The 3 Types of Capital Every UK Founder Should Understand

As a founder in the UK, you’re not short on hustle. You’ve got vision, traction, maybe even a waiting list of clients. But when it comes to funding, most founders are left piecing things together, navigating a broken system full of jargon, gatekeeping, and generic advice.

Let’s fix that.

There are three core types of capital every founder should understand: Equity, Debt, and Grants. Each comes with its own pros, cons, and use cases. And at Founder Capital, we help you navigate all three—on your terms.

1. Equity: Share the Pie, Grow the Business

Equity means giving away a portion of your company in exchange for capital. This is how both Venture Capital and Private Equity work—but the type of investor, and what they expect, varies massively.

Venture Capital (VC)

Venture capital is early-stage equity investment. You raise funds by selling shares to investors who believe your business could deliver huge growth and exit potential.

Best for:

  • Pre-seed to Series A founders

  • High-growth businesses (e.g. SaaS, fintech, B2B tech)
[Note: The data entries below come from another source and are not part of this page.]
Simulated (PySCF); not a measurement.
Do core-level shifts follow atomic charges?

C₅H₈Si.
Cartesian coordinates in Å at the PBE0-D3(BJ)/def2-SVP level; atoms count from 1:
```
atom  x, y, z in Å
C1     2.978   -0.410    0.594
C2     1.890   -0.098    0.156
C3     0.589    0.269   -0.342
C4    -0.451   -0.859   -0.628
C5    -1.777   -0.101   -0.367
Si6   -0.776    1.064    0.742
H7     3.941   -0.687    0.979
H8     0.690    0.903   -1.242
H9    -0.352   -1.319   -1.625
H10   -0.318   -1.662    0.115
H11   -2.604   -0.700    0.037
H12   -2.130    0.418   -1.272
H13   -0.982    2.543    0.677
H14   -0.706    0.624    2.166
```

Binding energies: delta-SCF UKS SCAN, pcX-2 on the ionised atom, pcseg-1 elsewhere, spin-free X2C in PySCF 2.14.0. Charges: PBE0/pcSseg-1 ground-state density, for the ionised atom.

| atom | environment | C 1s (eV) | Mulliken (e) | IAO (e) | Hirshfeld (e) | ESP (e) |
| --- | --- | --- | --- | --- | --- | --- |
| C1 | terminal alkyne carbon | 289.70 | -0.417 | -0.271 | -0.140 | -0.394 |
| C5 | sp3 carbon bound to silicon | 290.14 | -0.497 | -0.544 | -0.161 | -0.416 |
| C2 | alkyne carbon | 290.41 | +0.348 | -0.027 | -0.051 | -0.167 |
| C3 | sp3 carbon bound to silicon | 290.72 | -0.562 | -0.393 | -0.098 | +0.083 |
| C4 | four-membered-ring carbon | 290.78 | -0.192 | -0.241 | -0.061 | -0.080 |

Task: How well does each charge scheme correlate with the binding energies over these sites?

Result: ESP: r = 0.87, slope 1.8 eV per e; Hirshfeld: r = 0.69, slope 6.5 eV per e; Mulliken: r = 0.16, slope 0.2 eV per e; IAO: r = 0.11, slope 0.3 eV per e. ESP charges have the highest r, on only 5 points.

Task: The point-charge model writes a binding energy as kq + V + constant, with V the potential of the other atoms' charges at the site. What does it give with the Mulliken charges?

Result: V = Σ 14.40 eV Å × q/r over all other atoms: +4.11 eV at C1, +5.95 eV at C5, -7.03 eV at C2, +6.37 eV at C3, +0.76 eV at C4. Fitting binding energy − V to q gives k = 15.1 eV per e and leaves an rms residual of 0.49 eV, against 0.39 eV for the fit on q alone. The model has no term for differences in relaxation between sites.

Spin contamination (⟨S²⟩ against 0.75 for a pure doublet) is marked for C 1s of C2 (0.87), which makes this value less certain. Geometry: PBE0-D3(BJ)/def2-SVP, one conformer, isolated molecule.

  • Founders willing to give up equity for acceleration

Consider if:

  • You need money to hire, build, or scale fast

  • You’re solving a big market problem with a strong model

  • You’re ready to bring in a long-term partner who will sit on your cap table

Risks:

  • You lose partial ownership

  • Some VCs push for unsustainable growth or early exits

  • It can be hard to get unless you already have connections

At Founder Capital, our Found Fund invests early, hands-on, and founder-first. We back those the traditional system overlooks—diverse founders, regional founders, solo builders, and B2B operators solving meaningful problems.

Private Equity (PE)

Private equity is about later-stage investment—often buying a majority or full stake in an established business. In our case, it’s used to help founders exit, scale, or modernise.

Best for:

  • Founders of accountancy, legal, or IFA firms

  • Business owners planning succession or retirement

  • Teams needing infrastructure or support to scale

Through our AD Group Fund, we offer structured buyouts, earn-outs, and growth capital—while respecting what’s already been built.

2. Debt: Borrow, Build, Repay

Not every founder wants to sell shares. Sometimes, you just need capital that lets you stay in control. That’s where debt comes in—particularly secured loans with founder-friendly terms.

We’re not talking payday lenders or endless forms at high-street banks. We mean Private Credit—a flexible, transparent way to access capital fast.

Types of debt funding:

  • Secured loans (backed by assets, revenue, or personal guarantees)

  • Unsecured loans (typically smaller and more expensive)

  • Convertible notes (debt that can convert into equity later)

Private credit advantages:

  • You keep 100% ownership

  • Repayment terms are clear from day one

  • Less time wasted in fundraising cycles

Our Private Credit Pool offers:

  • £100k–£2m ticket size

  • 6–10% fixed interest

  • 2–5 year repayment terms

  • Rapid approvals and real conversations (not just credit scores)

This isn’t faceless finance—it’s capital built for speed and trust.

3. Grants: Free Money, If You Know Where to Look

Yes, grants are real. And yes, they can be a game-changer.

Grants are non-dilutive (you don’t give up equity), and you don’t have to repay them. But they come with a catch: they’re complex to apply for, constantly changing, and often buried behind government websites or PDF forms.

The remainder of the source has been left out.